If the operands are of different types, the larger type is used for the calculation. For
example, if one of the numbers (operands) are of the type float and the other of type
integer, floating point math will be used for the calculation.
Choose variable sizes that are large enough to hold the largest results from your
calculations. Know at what point your variable will rollover and also what happens in
the other direction e.g. (0 - 1) OR (0 - - 32768). For math that requires fractions, use
float variables, but be aware of their drawbacks: large size and slow computation
speeds.
Note: Use the cast operator e.g. (int)myFloat to convert one variable type to another
on the fly. For example,
i = (int)3.6 will set i equal to 3.
compound assignments
Compound assignments combine an arithmetic operation with a variable assignment.

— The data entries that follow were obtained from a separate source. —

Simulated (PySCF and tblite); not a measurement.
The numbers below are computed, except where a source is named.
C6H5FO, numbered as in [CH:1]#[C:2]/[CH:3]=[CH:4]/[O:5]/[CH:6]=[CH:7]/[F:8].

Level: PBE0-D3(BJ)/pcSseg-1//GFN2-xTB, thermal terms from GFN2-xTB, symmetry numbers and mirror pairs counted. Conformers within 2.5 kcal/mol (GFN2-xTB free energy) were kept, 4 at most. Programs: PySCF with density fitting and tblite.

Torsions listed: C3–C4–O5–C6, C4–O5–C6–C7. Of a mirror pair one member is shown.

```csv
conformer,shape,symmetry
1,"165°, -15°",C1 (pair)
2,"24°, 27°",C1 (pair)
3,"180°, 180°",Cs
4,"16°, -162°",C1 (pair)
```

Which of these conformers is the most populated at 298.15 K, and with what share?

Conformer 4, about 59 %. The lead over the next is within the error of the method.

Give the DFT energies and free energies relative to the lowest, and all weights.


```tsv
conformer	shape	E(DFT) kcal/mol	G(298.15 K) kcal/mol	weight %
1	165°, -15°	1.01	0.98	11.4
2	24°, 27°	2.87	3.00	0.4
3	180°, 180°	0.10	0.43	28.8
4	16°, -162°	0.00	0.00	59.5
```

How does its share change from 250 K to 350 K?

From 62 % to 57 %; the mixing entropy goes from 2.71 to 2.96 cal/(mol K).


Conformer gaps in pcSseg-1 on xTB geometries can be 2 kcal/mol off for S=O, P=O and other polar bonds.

These are commonly found in for loops as described later. The most common
compound assignments include:
x ++ // same as x = x + 1, or increments x by +1
x -- // same as x = x - 1, or decrements x by -1
x += y // same as x = x + y, or increments x by +y
x -= y // same as x = x - y, or decrements x by -y
x *= y // same as x = x * y, or multiplies x by y
x /= y // same as x = x / y, or divides x by y
Note: For example, x *= 3 would triple the old value of x and re-assign the resulting
value to x.
comparison operators
Comparisons of one variable or constant against another are often used in if
statements to test if a specified condition is true. In the examples found on the
following pages, ?? is used to indicate any of the following conditions:
x == y // x is equal to y
x != y // x is not equal to y
x < y // x is less than y
x > y // x is greater than y
x <= y // x is less than or equal to y
x >= y // x is greater than or equal to y
logical operators
Logical operators are usually a way to compare two expressions and return a TRUE
or FALSE depending on the operator. There are three logical operators, AND, OR,
and NOT, that are often used in if statements:
Logical AND:
if (x > 0 && x < 5) // true only if both
// expressions are true
Logical OR:
if (x > 0 || y > 0) // true if either
// expression is true
Logical NOT:
if (!x > 0) // true only if
// expression is false
arithmetic | 15
16 | constants
constants
The Arduino language has a few predefined values, which are called constants. They
are used to make the programs easier to read. Constants are classified in groups.
true/false
These are Boolean constants that define logic levels. FALSE is easily defined as 0
(zero) while TRUE is often defined as 1, but can also be anything else except zero.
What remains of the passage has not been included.